[Kst] Re: Data Wizard issues (long post !)

Fri Jun 25 23:47:50 CEST 2004

For the hurried (it seems I can only produce awfully long posts !): here's a
digest of my suggestions:
1) for multiple input files: valid fields in the datawizard's 2nd page ==
variables present in all selected files is a BAD idea
2) ASCII options: why not put them in an "ASCII" subpage of the Settings dialog
? They can then be read by the datasource code from the corresponding key(s) in
the kstrc file.
3) parsing variable names in an ASCII file is easy (a simple QRegExp + split()
covers 99% of the "formats") and makes you life so much better !
4) a dialog in the datawizard allowing direct and precise placement of curves in
windows/plots could be feasible (based on gaiw's "Definition" tab, simplified).
------
For the not so hurried: you may read on for details... :-)

cbn wrote:
> MULTIPLE FILES:
> Currently, the kst command line can take a list of files.  
> (eg, kst -x 1 -y 2 *.dat). 
> The data wizard does not, but this is a fairly straightforward modification I
> think....
Good! There is hope, then.

> On the second page, the list of valid fields which can be checked are the
> ones which are in common to all files which have been selected.
CAUTION: that's the approach I had taken originally for gaiw because I thought
people would use the multi-file feature to compare files with the same variables
for different experiments. 
But that is (by far) not always the case: very often different files contain
different data that the user still wants to plot together (common reasons for
having different files include different sampling rates, or data coming from
different equipment, possibly with different formats).
For gaiw, I ended up having two "modes": the "Common variables" mode which works
the way you describe, useful for quick comparisons, and the "All variables" mode
which just lists a concatenation of all the variables along with the file they
originate from. As I hadn't planned it in the first place, the implementation
(especially the way curves are added to plots according to the active mode) is
not very elegant. I still think having these two modes with either a toogle
button or combobox to choose from is nice, but if only one were to be
implemented in the first place, I think it'd have to be the "All variables" mode
as it gives more possibilities, while the other is blocking for files containing
different data (with the difference that gaiw comes upstream from Grace, and
can't add curves to an existing plot in Grace, which makes it really blocking in
that case as opposed to kst's "internal" wizard which can be invoked more than
once).

> I would guess not for the next release, but probably this summer.
Well, the sooner the better :-) Or should I say the summer the better ?
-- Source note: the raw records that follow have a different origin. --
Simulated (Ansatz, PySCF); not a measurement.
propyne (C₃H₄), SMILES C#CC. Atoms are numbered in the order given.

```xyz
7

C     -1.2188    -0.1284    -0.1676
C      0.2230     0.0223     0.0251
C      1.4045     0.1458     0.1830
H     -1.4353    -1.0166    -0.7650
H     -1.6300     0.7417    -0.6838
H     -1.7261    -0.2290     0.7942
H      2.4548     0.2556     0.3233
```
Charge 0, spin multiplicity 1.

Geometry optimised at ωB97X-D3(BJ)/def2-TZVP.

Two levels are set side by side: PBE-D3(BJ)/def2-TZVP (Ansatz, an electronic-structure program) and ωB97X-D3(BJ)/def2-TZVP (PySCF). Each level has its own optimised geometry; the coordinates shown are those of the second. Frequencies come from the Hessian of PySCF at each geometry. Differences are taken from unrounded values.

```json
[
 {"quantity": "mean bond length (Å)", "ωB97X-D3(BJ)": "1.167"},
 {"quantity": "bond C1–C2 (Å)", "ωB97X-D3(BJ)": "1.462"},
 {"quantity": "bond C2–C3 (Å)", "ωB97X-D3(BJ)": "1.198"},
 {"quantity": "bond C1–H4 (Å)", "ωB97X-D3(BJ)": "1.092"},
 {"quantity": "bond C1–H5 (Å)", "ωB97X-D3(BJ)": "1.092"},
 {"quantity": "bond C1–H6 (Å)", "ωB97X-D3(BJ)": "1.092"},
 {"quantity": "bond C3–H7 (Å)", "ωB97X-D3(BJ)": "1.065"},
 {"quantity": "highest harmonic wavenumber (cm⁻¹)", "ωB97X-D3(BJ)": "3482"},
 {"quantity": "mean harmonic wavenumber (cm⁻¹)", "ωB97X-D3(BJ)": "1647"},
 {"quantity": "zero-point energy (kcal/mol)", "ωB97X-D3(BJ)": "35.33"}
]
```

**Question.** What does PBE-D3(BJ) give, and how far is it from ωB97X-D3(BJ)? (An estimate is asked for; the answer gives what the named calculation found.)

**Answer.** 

> GENERALIZED ASCII INPUT OPTIONS
> -Currently kst data sources have no optional parameters, and no place for 
> their UI.  We could consider changing this if we come up with compelling 
> reasons.
> -In the current ascii data source, 
> 	comment lines (eg, starting with #, //, !, c, ;) are ignored
> 	one can skip an un-commented header by changing the starting frame 
ALL ASCII data files I have contain at least a comment line with variable names.
I have so many diferent contents that I can't imagine having only the data in
them, not metadata like variable names. Sometimes, I have hundreds of vars in
just one file. Column numbers are just not usable ! I find this pretty
compelling... besides, I've just imagined something which sounds quite easy to
me: add a configuration item in kst's Settings dialog, which is only read from
the rc file via a call to KSettings (or whatever it's called in KDE, I only know
the Qt variant) in the datasource code. I see no problem having a config dialog
in that place for some datasources. For ASCII, we'd put there options like
number of header lines to skip, line number to read var names from (option),
line number to read units from (option).

> -colums are only refered to by their colum number - there is no prevision to
> parse a header for better names.  This would be an exceedingly format 
> specific operation!
WRONG: from experience (gaiw once again) you cover 99% of people's needs using a
split() call on the corresponding line with a QRegExp containing the following
name separators: one or more spaces, or one tab, or one semicolon, or one pipe,
or one comma.
For the remaining 1%, add a "custom separator" lineedit in the Settings page,
and you're done! 

> PLOT PLACEMENT
> We currently have several options in an attempt to anticipate what people
> will really want.  The data wizard should be '1 rule for all vectors'. [...]  
> I really want the datawizard to be optimized for the common case, and leave 
> the other options to the more specific dialogs.
I think you're right that:
1) the plot dialog is good enough that it can still be used for more operations
than in Grace's case
2) the datawizard should be optimized for the common case.
But still, I believe something gaiw-like it very easy to use and not so hard to
implement (basically, you only need to be able to query the list of windows, and
for each of them the list of plots with their curves). I'll try to make a mockup
with Qt Designer...

> Thoughts?
Some as you've just seen :-) I hope they'll be helpful.

Best regards, 

Nicolas